Well, I liked it. I had never heard of BEM before, either, so I'll definitely take a look at that. What gets me about CSS is that, in spite of having used it now for about 20 years, I still don't have an intuitive feel for it. With everything else I work with, I start out with an experimental approach: if I change this, I see this, if I change that, I see this other thing; after usually a few weeks of experimentation, I develop an intuition for it so that I can usually predict what it's going to do before I have to see it do it (admittedly it took more than a few weeks to get to that point with Lisp and assembler). CSS, though, just seems to deny intuition; even after reading the O'Reilly "CSS: The Definitive Guide" book, I don't have the faintest clue what my CSS is going to do until I try it out.
Hear, hear! Working exclusively in scss, maintaining orderliness and decent discipline, and having - like you - been at it for close on twenty years, I still keep a constant wary eye on my output screen, I still get regular surprises there, I still rely on the browser dev-tools, and I sorely miss the 3d representations they used to have, at least in Firefox.

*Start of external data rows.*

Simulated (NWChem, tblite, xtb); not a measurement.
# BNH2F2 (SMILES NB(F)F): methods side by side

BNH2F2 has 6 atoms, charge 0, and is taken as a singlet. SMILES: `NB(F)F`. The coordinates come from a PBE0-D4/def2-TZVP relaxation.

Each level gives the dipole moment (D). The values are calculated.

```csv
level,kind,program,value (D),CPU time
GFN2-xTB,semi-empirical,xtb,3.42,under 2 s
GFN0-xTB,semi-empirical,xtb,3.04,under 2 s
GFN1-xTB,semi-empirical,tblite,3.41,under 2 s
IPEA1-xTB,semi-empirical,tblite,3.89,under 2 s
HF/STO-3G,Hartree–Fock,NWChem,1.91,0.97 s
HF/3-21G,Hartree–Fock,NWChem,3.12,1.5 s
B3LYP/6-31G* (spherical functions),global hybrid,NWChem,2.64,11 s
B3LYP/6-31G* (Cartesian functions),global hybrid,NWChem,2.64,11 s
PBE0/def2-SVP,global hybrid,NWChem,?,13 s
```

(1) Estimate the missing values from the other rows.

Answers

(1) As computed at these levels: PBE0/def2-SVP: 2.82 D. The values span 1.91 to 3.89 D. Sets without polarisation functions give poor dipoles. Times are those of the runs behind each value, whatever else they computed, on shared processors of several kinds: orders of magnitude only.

I have learned to simply accept css for what it is: An unholy legacy kludge we have to live with. Just don't let's speculate on the millions and millions of wasted man-hours over the years.
Welcome to css-tricks.com [0], where you will learn all the current trends. I am a regular reader for things just like this. Where you just want to know what's new and where things are going. Plus they have an amazing stockpile of CSS examples.